Written by Alexa Delgado
When you think of Los Angeles, backyard shows and teenage boys with long hair probably aren’t the first things to come to mind. But the area is quickly changing. These days, more teens are joining bands than gangs, and house parties have transformed into house shows. DIY gigs aren’t a new phenomenon in Los Angeles, however. The 1970s gave rise to a prominent punk scene whose “venues” consisted of abandoned houses, dilapidated empty lots and backyards. Unfortunately to some, the punk scene has dwindled in the past few years, allowing other genres of music to come into their own. Most recently, a psychedelic scene has emerged in eastern Los Angeles, specifically in the West Covina/Baldwin Park area. Much like its punk predecessor, this neo-psychedelic scene owes its roots to teenagers making music for other teenagers by whatever means possible.
Perhaps inspired by the popularity and success of recent neo-psychedelic bands such as Tame Impala, Temples, and MGMT, teenagers have begun to form their own 1960s-inspired groups. Moreover, booking agencies such as Psychedelia Entertainment and Freak Style Booking have arisen as a means to promote these young artists. Small DIY venues – The Crystal Gallery, most notably – have also surfaced.
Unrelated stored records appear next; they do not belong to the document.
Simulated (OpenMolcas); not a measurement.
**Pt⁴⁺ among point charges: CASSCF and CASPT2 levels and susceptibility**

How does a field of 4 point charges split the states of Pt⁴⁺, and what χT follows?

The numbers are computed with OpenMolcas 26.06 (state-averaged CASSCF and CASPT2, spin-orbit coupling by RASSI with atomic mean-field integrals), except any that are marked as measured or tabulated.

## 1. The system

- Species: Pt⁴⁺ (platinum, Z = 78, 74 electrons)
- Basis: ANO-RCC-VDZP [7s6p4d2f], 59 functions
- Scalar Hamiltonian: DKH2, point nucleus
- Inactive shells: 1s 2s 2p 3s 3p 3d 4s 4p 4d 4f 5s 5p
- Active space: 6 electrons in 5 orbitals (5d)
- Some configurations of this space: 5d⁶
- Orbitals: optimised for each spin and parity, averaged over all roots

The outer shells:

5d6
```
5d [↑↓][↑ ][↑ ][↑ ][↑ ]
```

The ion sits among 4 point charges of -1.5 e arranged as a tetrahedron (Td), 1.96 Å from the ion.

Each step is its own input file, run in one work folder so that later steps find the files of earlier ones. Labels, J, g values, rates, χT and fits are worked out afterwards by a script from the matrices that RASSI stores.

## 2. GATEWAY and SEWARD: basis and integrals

In January, I was able to attend “Dazed and Confused Festival”, a seven hour-long music extravaganza put on by Psychedelia Entertainment. While the festival certainly had a DIY feel – it took place at one of Baldwin Park’s many quinceanera ballrooms, for one – it also had an air of unexpected professionalism. At the door, I was asked to present my state ID in order to obtain a bracelet that indicated whether I was of drinking age or not. Inside, Brooklyn Bazaar-esque vendors lined the sides of the venue. I later learned this was the fourth festival put on by Psychedelia Entertainment, the brainchild of 23-year-old twin brothers Alex and Esteban Gudino.
What struck me most about the bands that played that night were some of the artists’ ages. Gold Vine - a band undoubtedly heavily influenced by neo-psychedelic, So-Cal rockers, The Growlers – couldn’t have possibly been alive to have seen the ‘90s. The lead singer’s voice seemed to be an amalgamation of Brooks Nielsen’s, Jim Morrison’s, and a drunken man’s vocals.
While almost every band that performed could be classified under the psychedelia umbrella, some sounded distinctly neo-psychedelic, employing more of distorted-synth sound as well as incorporating other genres such as surf-rock, while others sounded like they could have actually performed at Woodstock. Shaman Cult undoubtedly fell into the latter category.
The Viceroy, an LA-based ska band, closed off the festival. I found this to be a little strange, but the crowd easily transitioned from head-bobbin’ to the groovy tunes of Shaman Cult to skanking along to The Viceroy.
While psychedelic music certainly isn't the newest form of rock, it clearly isn’t going away any time soon. So, my fellow sixties lovers, rejoice! Maybe this means I’ll finally be able to stop playing the same 13th Floor Elevators song on infinite loop now. Maybe.